There’s a reality that teams running bare metal Kubernetes hit very often: the cluster side matures, ingress is established, observability settles in — but publishing services to the outside world is still done by hand. In a cloud environment, this is generally solved in a few minutes with a LoadBalancer service. In your own data center or hybrid setup, the same need spreads across the network team, firewall rules, VIP management, and hand-maintained IP tables. MetalLB fills that gap; but its real value isn’t merely handing out IPs — it’s connecting Kubernetes and network operations together in a more predictable way.

The problem isn’t really about handing out IPs
Many teams position MetalLB as just “the tool that hands external IPs to Kubernetes.” That’s an incomplete framing. The real problems are:
- Which services should get external access isn’t clearly defined.
- Ownership between IP pools and network segmentation is disconnected.

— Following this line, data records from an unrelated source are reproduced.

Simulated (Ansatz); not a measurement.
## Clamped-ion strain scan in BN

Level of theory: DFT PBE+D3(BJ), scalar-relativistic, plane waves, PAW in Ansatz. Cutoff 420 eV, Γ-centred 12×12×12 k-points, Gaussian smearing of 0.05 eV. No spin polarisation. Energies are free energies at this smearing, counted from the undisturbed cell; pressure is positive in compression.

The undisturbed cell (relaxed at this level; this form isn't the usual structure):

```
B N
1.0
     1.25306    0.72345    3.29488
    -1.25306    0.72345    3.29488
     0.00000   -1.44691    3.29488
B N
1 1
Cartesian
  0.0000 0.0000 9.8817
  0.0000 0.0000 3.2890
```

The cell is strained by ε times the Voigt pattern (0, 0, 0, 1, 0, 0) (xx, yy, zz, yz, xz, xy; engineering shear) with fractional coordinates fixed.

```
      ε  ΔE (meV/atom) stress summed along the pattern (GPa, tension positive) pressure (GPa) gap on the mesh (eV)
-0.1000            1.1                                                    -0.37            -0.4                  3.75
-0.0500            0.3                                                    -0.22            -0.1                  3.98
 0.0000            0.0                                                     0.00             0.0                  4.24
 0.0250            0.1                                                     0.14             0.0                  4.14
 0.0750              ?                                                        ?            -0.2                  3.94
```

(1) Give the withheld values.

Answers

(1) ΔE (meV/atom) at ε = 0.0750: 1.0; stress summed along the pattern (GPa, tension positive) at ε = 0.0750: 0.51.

- Failover behavior changes depending on the L2 topology or routing design.
- Application teams want service exposure to be easy, while the platform team doesn’t want to lose risk control.
MetalLB is straightforward to install; but successful use requires the network intent to be just as clear.
L2 or BGP?
This is the most critical decision up front. L2 mode starts faster. It works well in single-data-center setups, with limited node counts and clusters that share the same broadcast domain. But in L2 mode, when VIP ownership migrates from one node to another, network behavior becomes sensitive to topology.
BGP mode, on the other hand, offers a more enterprise and scalable model:
- Routes are exchanged explicitly with network devices.
- It behaves more consistently across multi-rack or multi-segment scenarios.
- The access path becomes more predictable when a node fails.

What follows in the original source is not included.